They say a man begins his own death when his father passes away.
Does he then begin a new life when his first child is born?
I’m a new Dad and my daughter is just three months old. I never expected her to transform the very essence of time: every moment is stamped with extra meaning and her rapid change spotlights the passing time. What a gift it is to be reminded that our lives are fleeting. It makes me cherish her so much more. She is so precious.
I can’t believe that all parents experience this condition of love that I didn’t know existed. It might not be a secret, but you can’t know it, really know it, until you’ve experienced it.
It radiates from that part of me that has always been there. I feel it start just below my chest and it climbs through my shoulders, down my arms and up my neck until I smile in full radiance and my arms uncontrollably reach for a hug. At this point, my whole body teems with love and it invites her in close.
I am on an emotional ride: one moment I dream of who she might become, and the next, I foolishly wish she never grows up. Fatherhood has taught me that I will be pulled savagely in all directions at once.
In an instant her tiny smile brings me to tears. My fiancé catches me crying with my daughter in my arms so often that I’m starting to relish the care in her voice when she asks, “What’s wrong?”
I always say, “Nothing.”
But it is far from nothing. How can I love this little human so much?
I’ve seen people weep instantly when memories of recently lost loved ones flood their senses. The baby smiles and tears are just as moving but they are as different as life and death. The tears of memory are filled with longing and loss. The smile tears are filled with love and wonder.
They flatten me all the same.
When I’m overcome with smile tears, if I inspect them deeper, there is some fear tucked in behind the joy and wonder.
What if I can’t do my part? What if I can’t be a good dad? What if I make a big mistake and she ends up hating me? What if I make a thousand too many mistakes? So many little mistakes that I could never remember them all or ever repair enough of them — as if I could locate each one — to save her from the pain. A chasm between us created by forgotten mistakes that pushed us farther apart until nothing could span the void and bring us back together.

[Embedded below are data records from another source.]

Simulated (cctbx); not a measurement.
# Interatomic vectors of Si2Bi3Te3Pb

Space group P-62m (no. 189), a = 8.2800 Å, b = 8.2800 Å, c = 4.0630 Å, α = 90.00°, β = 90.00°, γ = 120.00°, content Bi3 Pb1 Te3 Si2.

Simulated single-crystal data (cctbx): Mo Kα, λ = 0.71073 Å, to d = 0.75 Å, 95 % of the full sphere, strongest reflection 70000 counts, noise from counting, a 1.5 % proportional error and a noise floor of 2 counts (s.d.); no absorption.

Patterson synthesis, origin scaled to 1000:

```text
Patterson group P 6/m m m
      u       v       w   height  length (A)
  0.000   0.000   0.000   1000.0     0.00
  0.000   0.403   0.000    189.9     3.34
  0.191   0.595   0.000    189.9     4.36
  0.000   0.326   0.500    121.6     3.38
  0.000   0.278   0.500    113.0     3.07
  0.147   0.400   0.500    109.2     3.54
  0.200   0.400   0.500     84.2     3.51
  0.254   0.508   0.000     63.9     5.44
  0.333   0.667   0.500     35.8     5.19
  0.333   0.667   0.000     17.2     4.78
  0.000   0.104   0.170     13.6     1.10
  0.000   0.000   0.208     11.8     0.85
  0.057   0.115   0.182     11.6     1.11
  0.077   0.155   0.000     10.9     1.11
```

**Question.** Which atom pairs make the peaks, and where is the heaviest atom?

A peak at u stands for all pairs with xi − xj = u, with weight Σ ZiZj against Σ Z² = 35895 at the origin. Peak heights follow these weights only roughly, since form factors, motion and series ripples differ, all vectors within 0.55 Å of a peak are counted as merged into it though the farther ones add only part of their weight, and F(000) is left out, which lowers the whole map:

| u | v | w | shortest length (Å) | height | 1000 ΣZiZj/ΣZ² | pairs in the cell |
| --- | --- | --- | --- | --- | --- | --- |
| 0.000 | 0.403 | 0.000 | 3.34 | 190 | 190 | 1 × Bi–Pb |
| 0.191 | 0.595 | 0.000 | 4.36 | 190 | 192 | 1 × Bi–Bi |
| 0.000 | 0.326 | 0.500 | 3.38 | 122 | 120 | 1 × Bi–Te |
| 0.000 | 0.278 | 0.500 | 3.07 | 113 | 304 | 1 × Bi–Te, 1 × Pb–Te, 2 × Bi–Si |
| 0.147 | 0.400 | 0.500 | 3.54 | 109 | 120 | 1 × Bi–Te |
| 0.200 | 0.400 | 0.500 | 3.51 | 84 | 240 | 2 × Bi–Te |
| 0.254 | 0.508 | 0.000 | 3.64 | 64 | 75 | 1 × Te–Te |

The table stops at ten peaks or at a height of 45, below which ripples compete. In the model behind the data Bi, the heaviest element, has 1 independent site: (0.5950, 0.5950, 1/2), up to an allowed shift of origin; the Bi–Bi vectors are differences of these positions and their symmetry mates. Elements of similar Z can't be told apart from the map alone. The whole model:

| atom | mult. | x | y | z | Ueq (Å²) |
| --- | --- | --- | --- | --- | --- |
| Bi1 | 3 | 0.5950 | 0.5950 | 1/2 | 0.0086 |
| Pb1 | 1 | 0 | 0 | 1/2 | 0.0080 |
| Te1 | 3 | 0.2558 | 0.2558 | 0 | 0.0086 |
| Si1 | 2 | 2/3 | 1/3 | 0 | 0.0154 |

That would be heartbreak hell. I’d do anything to save me from the heartbreak of being hated by my child that I can’t help but love.
Which brings us back to those smile tears. They’re here now, the tears.
I’m laying horizontal on the couch. I decided to write this on my phone because the depth and meaning wouldn’t come at my desk. My cheeks are streaked with wet tears pooling on the pillow beneath my head. My throat is tight and I’ve swallowed three marbles that won’t go up or down.
And every time this feeling comes, like waves on the shore, I let its power wash over me. I don’t diminish it, speed through it, or ignore it. I marvel in it with my full existence.
Those tears are many things. Varied feelings of wonder and joy, fear and worry. But above all, they are love.
Unconditional love. And if I can keep that feeling front and center, and never lose it in the milieu of this life — between life and death — I reckon I stand the best chance of raising a wholesome, loving daughter.
I will know when to let things be and let her forge her own path. I will know when I am needed to guide, to protect, to encourage.
And when I get it wrong, if I can keep that ember of love warming my heart, I will return to the right path. The emotions will guide me.
She will never know how unconditionally loved she is until she has her first child, and in an instant she too will be moved to tears by tiny smiles.